A man came to Libnani, a Sufi teacher, and this interchange took place:
Man: “I wish to learn, will you teach me?”
Libnani: “I do not feel that you know how to learn.”
Man: “Can you teach me how to learn?”
Libnani: “Can you learn how to let me teach?”
Merriam-Webster defines learning as: the act or experience of one that learns; knowledge or skill acquired by instruction or study; modification of a behavioral tendency by experience.
Learning is either experienced or acquired by instruction or study. It is the process of acquiring or delivering information.
Learning starts with an inquiry, as so succinctly stated by Ali ibn Abi Talib (RA) who nearly 14 centuries ago said, ‘He who asks learns.’ Umar ibn Khattab (RA) said, “Half of one’s learning lies in his asking questions.” [See this authors book: Wisdom of Mankind, available in the Amazon.com for many such quotations.]
Thus, learning is a choice that one has to make to be knowledgeable.
What is knowledge? Merriam-Webster defines it as facts, information, and skills acquired by a person through experience or education; the theoretical or practical understanding of a subject; awareness or familiarity gained by experience of a fact or situation.
Knowledge involves understanding, comprehension, and mastery. It is about acquiring, sustaining, growing, sharing, and applying information to achieve a goal and make an impact.
If learning is a recipe, then knowledge is the cake. If learning is a process, then knowledge is the effect of that process.
One cannot make the right decision in life without knowledge. One needs to have knowledge in order to perform at his/her best. Succinctly put, one needs to have the right knowledge to be successful.
It is said that the willingness to learn is a choice; the capacity to learn is a gift and the ability to learn is a skill.
In the Islamic context, the term used for knowledge in Arabic is ‘ilm that has a much wider connotation than its synonyms in English and other Western languages. ‘Ilm is an all-embracing term covering theory, action and education; ‘ilm is also gnosis or ma’rifah. Ma’rifah is ultimate knowledge and it springs from the knowledge of the self (e.g., consider the Prophetic hadith: Man ‘arafa nafsahu fa qad ‘arafa Rabbbahu, ‘He who knows himself knows his Lord’). This process also includes knowledge of the phenomenal world. Therefore, wisdom and knowledge which are regarded as two different things in the non–Muslim world are one and the same in the Islamic perspective.
The sources of ‘ilm are the reason (‘aql) and revelation (or mystical experience). Revelation gives one the self-knowledge needed to use reason or ‘aql correctly. Similarly, reason can help to support revelation.
It is important to note that there is much emphasis on the exercise of the intellect in the Qur’an and Islamic traditions. Exercise of the intellect (‘aql) played an important role in the development of all kinds of knowledge, scientific or otherwise, in the Muslim world.

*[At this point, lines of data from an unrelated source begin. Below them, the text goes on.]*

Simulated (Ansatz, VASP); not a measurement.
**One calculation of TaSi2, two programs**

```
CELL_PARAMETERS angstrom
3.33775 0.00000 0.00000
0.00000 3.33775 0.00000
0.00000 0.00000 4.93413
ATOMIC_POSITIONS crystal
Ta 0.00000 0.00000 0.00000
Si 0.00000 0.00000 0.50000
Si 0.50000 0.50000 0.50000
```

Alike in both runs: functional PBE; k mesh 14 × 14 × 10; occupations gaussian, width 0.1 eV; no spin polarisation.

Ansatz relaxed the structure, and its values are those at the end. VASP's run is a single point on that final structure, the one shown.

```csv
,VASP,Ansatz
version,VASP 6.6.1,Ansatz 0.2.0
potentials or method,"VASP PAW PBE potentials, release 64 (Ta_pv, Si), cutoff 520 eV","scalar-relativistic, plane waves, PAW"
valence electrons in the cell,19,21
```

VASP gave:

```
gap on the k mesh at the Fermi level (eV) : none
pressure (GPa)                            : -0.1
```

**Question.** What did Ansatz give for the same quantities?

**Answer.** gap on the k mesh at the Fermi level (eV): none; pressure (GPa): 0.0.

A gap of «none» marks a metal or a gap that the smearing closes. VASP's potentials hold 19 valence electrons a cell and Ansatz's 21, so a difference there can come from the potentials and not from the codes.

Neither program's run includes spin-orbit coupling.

The Islamic revelation started with the word iqra’ (meaning: ‘read!’ or ‘recite!’).
According to the Qur’an, the first teaching class for Adam (AS), the first man, started soon after his creation and Adam (AS) was taught ‘all the Names’.
Allah is the first teacher and the absolute guide of humanity. This knowledge was not imparted even to the Angels, and thus, setting the stage for entrusting a man with God’s viceregency on earth (Qur’an 2:30).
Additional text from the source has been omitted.